The SOLR data directory is around 500 Giga Bytes in size.

Our SOLR version is 1.4, although upgrading to 4.1 made no difference.

There is only a single shard and single core.

SOLR server is on a Windows Server VM with 24GB RAM and 8 CPU.

We use VMWare as our virtualisation platform.

Our Java web application which runs in Tomcat utilises the SOLRj client to make requests to SOLR. We request 1,000 results from SOLR on user searches as the permissions to the documents in our SOLR index are handle by the database server which SOLR has no visibility to. We need to request 1,000 records from SOLR so that we can then filter the results based on user's access and then only show the top 100 results which they have access to.

Our storage solution is a 10GB iSCSI DELL Equalogic SAN which we know is capable of high throughout and high IOPs.

We were finding that there would be a significant delay in situations where SOLR had to go to disk to load index data that was not cache in memory. This delay could be anything up to two minutes at times.

After doing lots of research we found many other blogs and discussions on the Internet which would suggest how to tune and optimise SOLR. Some of which helped slightly, but we still seemed to have this underlying disk IO issue.

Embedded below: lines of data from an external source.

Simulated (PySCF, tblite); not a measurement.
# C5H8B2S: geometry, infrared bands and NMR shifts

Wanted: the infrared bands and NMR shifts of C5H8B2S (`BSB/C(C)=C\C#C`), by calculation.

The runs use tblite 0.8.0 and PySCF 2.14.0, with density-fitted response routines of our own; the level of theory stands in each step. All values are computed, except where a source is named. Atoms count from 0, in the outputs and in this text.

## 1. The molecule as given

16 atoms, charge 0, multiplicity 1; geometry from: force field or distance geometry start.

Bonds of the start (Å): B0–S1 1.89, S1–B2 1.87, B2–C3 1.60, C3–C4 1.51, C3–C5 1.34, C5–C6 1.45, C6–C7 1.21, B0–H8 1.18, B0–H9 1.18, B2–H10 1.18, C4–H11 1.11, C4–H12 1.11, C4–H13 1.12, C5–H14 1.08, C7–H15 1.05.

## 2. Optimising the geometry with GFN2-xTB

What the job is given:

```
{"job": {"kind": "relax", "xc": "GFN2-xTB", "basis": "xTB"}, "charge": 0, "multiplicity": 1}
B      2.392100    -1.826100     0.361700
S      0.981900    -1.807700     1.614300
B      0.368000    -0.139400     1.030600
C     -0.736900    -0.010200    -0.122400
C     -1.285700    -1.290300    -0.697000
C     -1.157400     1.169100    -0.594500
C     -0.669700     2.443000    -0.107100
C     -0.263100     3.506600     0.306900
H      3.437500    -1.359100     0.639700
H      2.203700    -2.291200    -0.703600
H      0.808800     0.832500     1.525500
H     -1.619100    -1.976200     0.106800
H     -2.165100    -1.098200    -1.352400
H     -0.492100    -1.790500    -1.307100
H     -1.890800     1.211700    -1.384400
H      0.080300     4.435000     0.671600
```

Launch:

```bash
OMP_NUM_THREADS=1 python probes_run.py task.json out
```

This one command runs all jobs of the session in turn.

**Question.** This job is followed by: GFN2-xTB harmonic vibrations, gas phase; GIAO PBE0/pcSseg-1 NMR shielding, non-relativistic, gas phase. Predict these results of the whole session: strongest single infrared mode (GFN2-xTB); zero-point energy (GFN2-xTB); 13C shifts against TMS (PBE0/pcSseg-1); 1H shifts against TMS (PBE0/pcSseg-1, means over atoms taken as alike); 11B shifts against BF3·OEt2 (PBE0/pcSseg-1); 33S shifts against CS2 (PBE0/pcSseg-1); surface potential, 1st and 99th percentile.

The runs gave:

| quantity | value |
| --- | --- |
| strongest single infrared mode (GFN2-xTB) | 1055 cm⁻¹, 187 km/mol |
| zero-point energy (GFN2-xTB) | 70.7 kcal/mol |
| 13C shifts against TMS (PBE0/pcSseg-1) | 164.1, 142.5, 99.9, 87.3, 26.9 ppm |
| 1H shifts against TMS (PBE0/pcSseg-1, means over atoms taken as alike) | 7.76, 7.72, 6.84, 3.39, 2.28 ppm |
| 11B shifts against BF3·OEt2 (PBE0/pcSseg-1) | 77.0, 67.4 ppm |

When SOLR was busy trying to get index data from disk we took a look at the SAN IO graphs to notice that SOLR was only capable of performing the random read of the index files at 6MB per second. We knew our SAN was capable of much more than this.

Solution

After trying many things to optimise this, the only solution that worked for us was to get our java application to make 10 concurrent requests to SOLR, each asking for 100 record result set instead of a single request for 1,000. This seemed to have a significant positive impact on the performance as now with multiple threads, SOLR could read data much faster from the storage array even though there is still only one single SOLR server with a single shard.

We are not 100% sure why we had to do this, but it worked for us. It could be because of any of the following reasons:

1. We use iSCSI to connect to our storage, which I have heard can have IO issues under certain single threaded circumstances.
2. We use Windows environment rather than UNIX.
3. May be a Windows / VMWare / DELL iSCSI specific issue.
4. Limitation of SOLRj client.